Booting the system with an straced GDM service
("ExecStart=strace -f /usr/bin/gdm") reveals:
...
[ 3.779375] strace[262]: [pid 323] execve("/usr/lib/gnome-session-binary",
... /* 28 vars */) = 0
...
[ 4.019227] strace[262]: [pid 323] getrandom( <unfinished ...>
[ 79.601433] kernel: random: crng init done
[ 79.601443] kernel: random: 3 urandom warning(s) missed due to ratelimiting
[ 79.601262] strace[262]: [pid 323] <... getrandom resumed>..., 16, 0) = 16
[ 79.601262] strace[262]: [pid 323] getrandom(..., 16, 0) = 16
[ 79.603041] strace[262]: [pid 323] getrandom(..., 16, 0) = 16
[ 79.603041] strace[262]: [pid 323] getrandom(..., 16, 0) = 16
[ 79.603041] strace[262]: [pid 323] getrandom(..., 16, 0) = 16
As can be seen in the timestamps, the GDM boot was only continued
by typing randomly on the keyboard..
> That said, I would have expected that any PC gets plenty of entropy.

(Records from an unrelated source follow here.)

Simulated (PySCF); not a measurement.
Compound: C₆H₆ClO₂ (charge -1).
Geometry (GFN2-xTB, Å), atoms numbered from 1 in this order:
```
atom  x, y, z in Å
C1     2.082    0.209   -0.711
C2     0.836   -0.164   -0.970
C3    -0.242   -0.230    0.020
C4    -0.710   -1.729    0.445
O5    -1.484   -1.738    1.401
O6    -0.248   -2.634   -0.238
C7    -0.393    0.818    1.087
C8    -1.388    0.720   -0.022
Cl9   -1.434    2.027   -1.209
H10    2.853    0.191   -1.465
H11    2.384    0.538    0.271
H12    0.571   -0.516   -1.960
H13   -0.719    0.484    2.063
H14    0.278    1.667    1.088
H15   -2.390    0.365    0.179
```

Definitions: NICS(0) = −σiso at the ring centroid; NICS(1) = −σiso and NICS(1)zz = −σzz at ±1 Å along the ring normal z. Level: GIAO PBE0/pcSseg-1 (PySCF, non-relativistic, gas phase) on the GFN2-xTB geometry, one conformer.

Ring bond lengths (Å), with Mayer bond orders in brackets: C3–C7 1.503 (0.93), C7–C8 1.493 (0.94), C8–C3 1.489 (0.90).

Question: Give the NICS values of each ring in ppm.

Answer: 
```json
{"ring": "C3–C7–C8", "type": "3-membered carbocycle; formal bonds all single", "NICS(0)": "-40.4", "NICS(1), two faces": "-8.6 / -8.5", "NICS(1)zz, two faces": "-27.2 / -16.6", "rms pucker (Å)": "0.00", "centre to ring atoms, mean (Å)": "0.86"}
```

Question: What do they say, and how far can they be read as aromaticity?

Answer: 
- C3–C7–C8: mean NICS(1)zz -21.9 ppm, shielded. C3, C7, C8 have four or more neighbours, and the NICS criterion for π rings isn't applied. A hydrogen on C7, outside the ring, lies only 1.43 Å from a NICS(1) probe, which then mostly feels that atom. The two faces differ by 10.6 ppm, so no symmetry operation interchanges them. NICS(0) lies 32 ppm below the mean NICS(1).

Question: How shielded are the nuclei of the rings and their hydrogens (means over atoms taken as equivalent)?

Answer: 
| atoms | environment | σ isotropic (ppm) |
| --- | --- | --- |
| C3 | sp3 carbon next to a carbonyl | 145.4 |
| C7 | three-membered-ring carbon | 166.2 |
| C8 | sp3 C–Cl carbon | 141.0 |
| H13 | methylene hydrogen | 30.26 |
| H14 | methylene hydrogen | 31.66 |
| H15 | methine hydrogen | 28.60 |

> Are you sure it's entropy that is blocking, and not perhaps some odd
> "forgot to unplug" situation?
>
Yes, doing any of below steps makes the problem reliably disappear:
- boot param "random.trust_cpu=on"
- rngd(8) enabled at boot (entropy source: x86 RDRAND + jitter)
- pressing random 3 or 4 keyboard keys while GDM boot is stuck
> > Can this even be considered a user-space breakage? I'm honestly not
> > sure. On my modern RDRAND-capable x86, just running rng-tools rngd(8)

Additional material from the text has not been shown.